Eden Mills Writers' Festival
The Eden Mills Writers' Festival is held annually in the village of Eden Mills, which is approximately 12 kilometres (7.5 mi) east of Guelph, Ontario, Canada. The festival includes readings by poets, authors, and other writers at various outdoor venues throughout the village. The festival occurs on the second Sunday after Labour Day in September. In previous years more than 40 Canadian authors appeared to give readings and interact with audiences, including notable Canadian writers such as Margaret Atwood and P. K. Page. On September 15, 2013, the Festival celebrated its 25th anniversary.
The festival also provides opportunities for young and unpublished writers to present their work in a juried reading session called "the Fringe." There are two literary contests: the Ishar Singh Poetry Contest and the Festival Literary Contest for new writers over the age of 16. The festival includes a book vendors' bazaar (Publisher's Way), a First Nations event, a children's site, and musical events. Eden Mills is located on the Eramosa River and the festival's principal readings take place on its banks.
In 1989 the Eden Mills Writers' Festival began, featuring Leon Rooke, local resident, writer and a Governor General's Award winner. It has been held annually since then, and expanded its programs: the number of professional readers, contests, etc.
The festival began in the original General Store, which was built in 1877. Don and Mark Holman,The owners of the general store at the time, suggested to neighbor Leon Rooke (who was then living with his wife Constance across the street) to launch his latest novel A Good Baby, from just outside the store. Rooke invited other writers to this event, such as Rohinton Mistry, Michael Ondaatje, Jane Urquhart and Linda Spalding. A small audience of 350 people showed up and the Eden Mills Writers' Festival had begun.
Over the years, the Festival has taken place in an array of different Eden Mills venues, most of which are outdoors. Some are on the banks of the Eramosa River; others are in local residents' scenic backyards, to name a few. In addition to the main venues, there is a popular First Nations area (the Adisokaun stage). Children's Site is held at Jenny's Place, a retial store. Additions to the festival include the fringe and Young Adult readings, as well as two annual literary competitions.
The festival also has a section of the village partitioned for Publishers' Way. This is where booksellers, publishers, magazine producers and non-profit groups can display their work. Authors also congregate here to meet fans and sign their books. There is live music between readings and local food vendors sell various types of food to accommodate all tastes. This all happens within the small village, where participants can walk easily from venue to venue. The festival does offer transportation for anyone who cannot manage the walking.
Thomas King reading in the Sculpture Garden
David Adams Richards reading at The Mill
Emma Donoghue reading in Jenny's Place
Running the Festival
The Festival is run completely by volunteers. Many of these volunteers have been with the festival for years, and new ones are recruited each year. It is run by an eight-person board, six of whom are Eden Mills residents. The general membership of approximately 50 people assist with fundraising, operations, publicity, author selection, entertainment and music. On the day of the festival, 60 volunteers help with activities. Private sites are offered free of charge for readings, expressing the local support and generosity typical of this festival.

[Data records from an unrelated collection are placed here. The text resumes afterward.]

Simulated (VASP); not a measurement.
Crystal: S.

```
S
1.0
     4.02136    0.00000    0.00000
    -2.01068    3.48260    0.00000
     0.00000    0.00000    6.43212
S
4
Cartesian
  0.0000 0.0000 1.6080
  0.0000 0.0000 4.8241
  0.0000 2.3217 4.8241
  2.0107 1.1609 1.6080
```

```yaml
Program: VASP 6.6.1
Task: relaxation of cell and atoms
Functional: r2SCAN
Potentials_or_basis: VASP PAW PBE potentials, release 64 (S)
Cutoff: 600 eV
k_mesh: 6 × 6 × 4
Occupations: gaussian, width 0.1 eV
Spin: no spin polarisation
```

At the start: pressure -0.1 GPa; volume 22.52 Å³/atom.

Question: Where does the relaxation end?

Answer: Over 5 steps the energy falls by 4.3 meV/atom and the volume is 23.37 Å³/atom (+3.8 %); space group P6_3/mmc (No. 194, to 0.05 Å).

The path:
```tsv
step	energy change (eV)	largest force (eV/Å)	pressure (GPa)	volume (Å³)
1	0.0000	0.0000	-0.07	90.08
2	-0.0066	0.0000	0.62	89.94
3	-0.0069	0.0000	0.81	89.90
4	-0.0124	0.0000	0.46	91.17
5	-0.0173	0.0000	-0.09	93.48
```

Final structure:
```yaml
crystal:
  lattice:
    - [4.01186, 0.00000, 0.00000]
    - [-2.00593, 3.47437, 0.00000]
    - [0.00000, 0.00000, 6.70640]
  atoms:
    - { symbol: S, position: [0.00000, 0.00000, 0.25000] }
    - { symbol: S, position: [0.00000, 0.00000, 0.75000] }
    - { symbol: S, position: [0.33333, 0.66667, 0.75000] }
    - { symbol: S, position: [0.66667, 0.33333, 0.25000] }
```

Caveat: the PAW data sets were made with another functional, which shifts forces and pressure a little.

Eden Mills is the first community in North America to attempt to have a carbon-neutral footprint. This is reflected in the festival planning and activities. The Eden Mills Writers' festival undertakes several precautions:
"To avoid landfill-clogging plastic bottles, Eden Mills brings in a water tank to dispense treated water to thirsty attendees. Festival volunteers discourage the use of disposable food containers by transporting dirty dishes by teenaged volunteers on bikes for washing at a neighbouring summer camp. Shuttle buses from downtown Guelph help reduce the need for cars."